C++ standard (and C for that matter) allows to create (not dereference though) a pointer to one element past the end of the array. Does this mean that an array will never be allocated at such a location that its last element ends at the memory boundary? I understand that in practice some/all implementation might follow this convention, but which one the following is true:
Is anything different for the case of C?
Update: It seems like 1 is the correct answer. See answer from James Kanze below, and also see efence
(http://linux.die.net/man/3/efence - thanks to Michael Chastain for the pointer to it)
An implementation must allow a pointer to one past the end to exist. How it does this is its business. On many machines, you can safely put any value into a pointer, without risk (unless you dereference it); on such systems, the one past the end pointer may point to unmapped memory—I've actually encountered a case under Windows where it did.

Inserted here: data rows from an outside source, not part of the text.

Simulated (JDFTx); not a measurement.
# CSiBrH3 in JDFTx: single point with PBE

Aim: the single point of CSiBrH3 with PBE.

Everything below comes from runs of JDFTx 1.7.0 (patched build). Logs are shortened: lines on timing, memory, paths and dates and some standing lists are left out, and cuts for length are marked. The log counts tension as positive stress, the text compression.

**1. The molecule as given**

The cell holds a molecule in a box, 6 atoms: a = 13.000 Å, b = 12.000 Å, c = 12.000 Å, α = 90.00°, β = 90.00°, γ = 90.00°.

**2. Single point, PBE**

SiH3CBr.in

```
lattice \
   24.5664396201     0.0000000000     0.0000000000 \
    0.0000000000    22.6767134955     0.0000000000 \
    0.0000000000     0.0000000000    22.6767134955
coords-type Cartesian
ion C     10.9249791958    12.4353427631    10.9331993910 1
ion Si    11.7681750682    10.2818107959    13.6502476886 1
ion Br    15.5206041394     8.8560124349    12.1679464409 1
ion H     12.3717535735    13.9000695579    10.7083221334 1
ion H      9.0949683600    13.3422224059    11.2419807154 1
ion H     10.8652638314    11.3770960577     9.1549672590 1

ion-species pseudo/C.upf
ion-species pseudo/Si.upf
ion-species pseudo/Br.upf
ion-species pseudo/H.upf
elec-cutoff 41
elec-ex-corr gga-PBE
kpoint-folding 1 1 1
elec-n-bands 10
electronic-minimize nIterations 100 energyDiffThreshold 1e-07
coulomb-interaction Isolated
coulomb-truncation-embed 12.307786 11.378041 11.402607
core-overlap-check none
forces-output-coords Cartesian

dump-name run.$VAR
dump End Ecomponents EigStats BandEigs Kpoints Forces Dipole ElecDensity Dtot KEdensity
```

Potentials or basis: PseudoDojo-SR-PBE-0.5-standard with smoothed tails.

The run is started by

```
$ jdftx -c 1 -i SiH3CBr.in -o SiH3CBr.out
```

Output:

On other machines, just loading a pointer to unmapped memory into a register will trap, causing the program to crash. On such machines, the implementation must ensure that this doesn't happen, either by refusing to use the last byte or word of allocated memory, or by ensuring that all use of the pointer other than dereferencing it avoids any instructions which might cause the hardware to treat it as an invalid pointer. (Most such systems have separate address and data registers, and will only trap if the pointer is loaded into an address register. If the data registers are large enough, the compiler can safely load the pointer into a data register for e.g. comparison. This is often necessary anyway, as the address registers don't always support comparison.)
Re your last question: C and C++ are exactly identical in this respect; C++ simply took over the rules from C.